Concurrently, the engineers were working on another innovation that would change how pop music was made, the invention of ADT, or Artificial Double Tracking.  The Beatles, and Lennon especially, hated the process of manual double tracking, requiring multiple takes to double their vocals. Ken Townsend found through use of a tape delay, one vocal track could be fed through another tape recorder to produce a wider soundstage and give the impression of two vocal takes.  At the time, technology only allowed it to be done in the final mixing stage where the recording head of the tape would be fed through the second tape recorder, manipulated to a different speed through an oscillator, and fed back into a fader on the mixing board.  Lennon was so impressed that he demanded to know how it was done and was told by Martin that it was produced through a “double-bifurcated sploshing flange”

The Beatles had always used drugs in some form or another, from their barbiturate days in Hamburg* to their famous introduction to pot by Bob Dylan.  The popular story goes that Dylan was impressed that their single "I Want To Hold Your Hand” had snuck in the line “I get high, I get high, I get highhhhh” only to be told they were saying “I can’t hide, I can’t hide, I can’t hideeee” and, surprised that they hadn’t done it before, invited them to smoke a joint at the Delmonico Hotel in New York City.

The first song that The Beatles ended up working on for the Revolver sessions was “Got To Get You Into My Life,” which featured a strong soul sound, and odd for them at the time, a simple love song lyric.  Some may have smelled something funny right away with lines like “I was alone I took a ride I didn’t know what I would find there”, but McCartney only admitted some thirty years later that “it was an ode to pot.” Even on this relatively straight-forward arrangement, producer George Martin and engineer Geoff Emerick had a couple tricks up their sleeves to bring out the punchy sound of the final recording.  Martin arranged a horn quintet, made up of three trumpets and two tenor saxophones, and Emerick placed the microphones right into the horn bells and pushed the results through a limiter.  And despite the commonplace critique that The Beatles were lacking in instrumental ability, the band really swings here, helped by a quite nimble McCartney bassline.
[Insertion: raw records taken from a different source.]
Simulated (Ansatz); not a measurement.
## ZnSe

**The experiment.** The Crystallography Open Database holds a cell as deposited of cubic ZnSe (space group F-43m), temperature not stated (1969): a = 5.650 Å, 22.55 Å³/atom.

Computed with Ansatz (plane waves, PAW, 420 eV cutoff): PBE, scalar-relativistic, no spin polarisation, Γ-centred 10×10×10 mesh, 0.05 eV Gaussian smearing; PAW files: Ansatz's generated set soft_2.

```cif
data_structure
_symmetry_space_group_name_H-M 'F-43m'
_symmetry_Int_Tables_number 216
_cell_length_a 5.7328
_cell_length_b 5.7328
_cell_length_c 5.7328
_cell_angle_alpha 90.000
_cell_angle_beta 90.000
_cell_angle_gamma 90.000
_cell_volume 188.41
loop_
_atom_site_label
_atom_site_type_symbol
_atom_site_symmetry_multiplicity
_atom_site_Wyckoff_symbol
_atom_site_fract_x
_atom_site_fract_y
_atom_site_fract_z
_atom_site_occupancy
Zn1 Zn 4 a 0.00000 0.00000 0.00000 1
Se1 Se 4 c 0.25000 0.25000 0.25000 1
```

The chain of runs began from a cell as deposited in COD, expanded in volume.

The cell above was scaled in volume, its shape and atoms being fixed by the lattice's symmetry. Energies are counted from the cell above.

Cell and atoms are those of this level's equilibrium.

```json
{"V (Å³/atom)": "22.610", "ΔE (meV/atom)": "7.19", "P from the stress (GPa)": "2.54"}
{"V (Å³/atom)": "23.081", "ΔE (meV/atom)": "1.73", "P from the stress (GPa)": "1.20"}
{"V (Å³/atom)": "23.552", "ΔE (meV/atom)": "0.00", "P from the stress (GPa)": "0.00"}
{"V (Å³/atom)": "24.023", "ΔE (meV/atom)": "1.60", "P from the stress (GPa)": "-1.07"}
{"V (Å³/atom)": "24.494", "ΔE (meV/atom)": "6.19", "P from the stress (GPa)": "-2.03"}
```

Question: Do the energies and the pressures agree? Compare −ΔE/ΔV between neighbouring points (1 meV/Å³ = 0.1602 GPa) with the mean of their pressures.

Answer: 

The Beatles received a lot of credit for their incorporation of Indian music into the conventional pop form. Harrison had first been won over during the filming of Help! where one scene featured Indian musicians playing “Hard Day’s Night” on traditional instruments.   Harrison had gotten the ball rolling with his sitar work on “Norwegian Wood (This Bird Has Flown)” but it’s really Revolver where his fully fledged love of Indian music comes into play.  Recorded only 4 days after “Got To Get You Into My Life,” Harrison’s first number for Revolver, “Love You Too,” was certainly ambitious for the time, but it hasn’t aged well.  Some of this may just be melocentrism; music is no doubt a reflection of one’s culture, and the Classical Indian music that Harrison loved seemed to be fit for introspection while Western music, especially rock music, tended to always be moving forward. I can’t really find fault with the musical arrangement, but Harrison’s caustic lyrics here, attempting to be both philosophical and Dylanesque, do little to move beyond the original ingenuity of hearing Classical Indian accompaniment on a Western Record for the first time.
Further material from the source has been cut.